Handset statistics are notoriously hard to come by – only the operators know what handsets are actually being used by all customers on their network, and they won’t tell. Every other purveyor of statistics has an inherent bias, which makes them more attractive for some analyses and less for others. For example:
- GetJar make comprehensive statistics available for who is downloading applications from their site and have huge cross-operator volumes of downloads
- …but many of these are downloaded via the web and synced through a cable, a highly unusual activity for most mobile users
- …which puts a huge skew on the data – I’m pretty certain Amoi aren’t actually larger in the UK market than RIM’s Blackberry.
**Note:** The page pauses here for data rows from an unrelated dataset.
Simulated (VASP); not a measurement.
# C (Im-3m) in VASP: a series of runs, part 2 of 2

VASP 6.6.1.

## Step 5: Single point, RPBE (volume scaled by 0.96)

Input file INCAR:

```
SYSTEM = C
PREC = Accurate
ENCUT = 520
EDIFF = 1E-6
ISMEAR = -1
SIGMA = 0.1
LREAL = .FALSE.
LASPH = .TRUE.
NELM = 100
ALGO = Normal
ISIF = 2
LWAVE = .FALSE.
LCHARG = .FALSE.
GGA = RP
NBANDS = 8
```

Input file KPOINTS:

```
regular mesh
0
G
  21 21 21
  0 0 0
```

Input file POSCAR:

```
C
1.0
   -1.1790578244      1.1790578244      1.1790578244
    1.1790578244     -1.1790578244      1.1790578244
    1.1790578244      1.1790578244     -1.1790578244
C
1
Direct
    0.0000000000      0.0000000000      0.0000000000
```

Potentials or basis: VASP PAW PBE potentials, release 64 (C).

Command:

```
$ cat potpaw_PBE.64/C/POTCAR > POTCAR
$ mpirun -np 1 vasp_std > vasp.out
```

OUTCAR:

- Bango publish a Top 20 handsets list every month or so, with a skew for their operator relationships
- Top 20 is great but there are plenty of handsets below that which are still worth supporting
- AdMob have some immensely detailed metrics reports, but again the operator partner skew was always very visible
- I’m just not convinced that anything by ZTE is actually in the Top 10 most popular UK phones!
- I’m also unconvinced that the iPod Touch is much more popular than the iPhone…
All of these statistics have great value, but none of these companies can actually give an overall picture fo the entire market. Each set will be skewed heavily based on the type of user attracted to the service and the operator relationships that service has. To find out the overall market picture fudge them all together and treat with care – but by profiling each site you can find out more useful information for specific needs.
AdMob, as the main provider of mobile web advertising, offer a very good view of the mobile data user, who would also be an obvious early adopter of any mobile service requiring net access, be it web-based or a networked application.
Traditionally, AdMob have just given a Top N list of device models and some aggregate manufacturer numbers, which were never enough to tell anything useful – their strong relationship with MVNO Three clearly led to some very obvious weird “popular” handsets showing up and called all of the data into question.
I had always dismissed them at this point and moved on. Fortunately, though, when you look inside the reports they publish per-operator statistics for each manufacturer – so we can actually derive some meaningful national conclusions!
Hacking The Stats
So – why hack? Don’t we have everything we need?
Sadly not – the July ’09 report is a very nice professional PDF given graphical summaries of the manufacturer breakdown per-operator, as a series of proportions in stacked columns:
Whilst it is flattering, as a Jersey boy, to see Jersey Telecoms given equal weight to Vodafone, I have a sneaking suspicion that the entire population of Jersey is equivalent to a rounding error when counting Vodafone’s UK customer base.
What we need is to convert these into national numbers, by weighting all of the proportions by the size of the operator. The only way to do this with the public information is to screenshot the graph from the PDF at the largest size you can get it, and count the pixels for every bar – tedious, but luckily for you I’ve done it for you.
Telecoms Market Research provide some useful figures from Q1 2008 for each operator (not up to date, but close enough for these purposes):
Once we aggregate all of these weighted proportions, we end up with the following rough proportions for manufacturers among early mobile web adopters:
It won’t help everyone, but hopefully it is of some use for anyone struggling for some statistics!